1. “We will never live up to your expectations.”

“Occupy Wall Street” protestors aren’t livid with just the financial industry. They’re also mad at the people who were supposed to be policing that sector. On that score, the Securities and Exchange Commission is first in the firing line. It infamously missed the warning signs related to some of the biggest financial scandals in history, experts say: The collapse of energy giant Enron in 2001, the bankruptcy of Lehman Brothers in 2008 and Bernie Madoff’s multi-billion-dollar Ponzi scheme in 2009.
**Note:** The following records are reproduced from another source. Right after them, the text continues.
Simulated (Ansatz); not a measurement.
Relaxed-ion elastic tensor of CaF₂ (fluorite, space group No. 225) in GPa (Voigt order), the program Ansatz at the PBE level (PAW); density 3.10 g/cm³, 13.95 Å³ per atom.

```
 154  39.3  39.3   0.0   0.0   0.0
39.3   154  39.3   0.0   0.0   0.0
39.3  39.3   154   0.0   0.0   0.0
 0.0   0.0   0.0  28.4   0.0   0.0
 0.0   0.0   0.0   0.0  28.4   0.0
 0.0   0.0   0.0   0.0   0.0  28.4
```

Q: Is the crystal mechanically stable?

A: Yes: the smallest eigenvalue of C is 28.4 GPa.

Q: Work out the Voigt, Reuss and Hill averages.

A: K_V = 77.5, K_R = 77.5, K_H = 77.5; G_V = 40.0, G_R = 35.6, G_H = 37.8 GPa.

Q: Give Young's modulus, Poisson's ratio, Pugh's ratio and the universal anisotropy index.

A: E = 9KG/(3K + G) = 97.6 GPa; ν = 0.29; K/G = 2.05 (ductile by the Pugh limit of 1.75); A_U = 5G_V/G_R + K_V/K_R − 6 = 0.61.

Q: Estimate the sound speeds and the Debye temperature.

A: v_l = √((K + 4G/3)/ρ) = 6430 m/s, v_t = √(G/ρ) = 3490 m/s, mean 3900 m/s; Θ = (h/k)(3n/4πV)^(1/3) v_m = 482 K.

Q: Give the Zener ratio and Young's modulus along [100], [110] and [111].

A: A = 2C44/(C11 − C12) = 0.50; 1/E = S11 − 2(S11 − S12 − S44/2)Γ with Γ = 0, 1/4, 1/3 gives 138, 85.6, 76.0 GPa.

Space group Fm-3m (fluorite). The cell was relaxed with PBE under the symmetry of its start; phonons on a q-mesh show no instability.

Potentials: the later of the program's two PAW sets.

To be fair, experts also point out that the agency faces a near-impossible job as the watchdog of Wall Street. Nonetheless, “it’s also up to the SEC to manage that expectation,” says Michael Josephson, former law professor and founder and president of the non-profit Josephson Institute of Ethics in Los Angeles, Calif. “It knows better than anyone what it can achieve.”

Meanwhile, individual investors are learning to do their own due diligence when it comes to choosing brokers and advisers, says Seth Rabinowitz, partner at management consulting firm Silicon Associates. “For those who do feel protected, they are ill advised to feel so safe,” he says. “The SEC regulates what companies disclose, but it often doesn’t do a very good job.”

The SEC is certainly aware of its Sisyphean task. John Nester, a commission spokesman, says the agency is increasing its case load and becoming more proactive, particularly in the aftermath of the Madoff case. As a result, the SEC has offered increased incentives to potential whistleblowers. It seems to be working: Nester notes that the agency took 681 enforcement actions last year, up 8% from five years earlier, according to the latest data available. It also returned $2.2 billion to harmed investors during the last fiscal year, twice the agency’s budget for that year.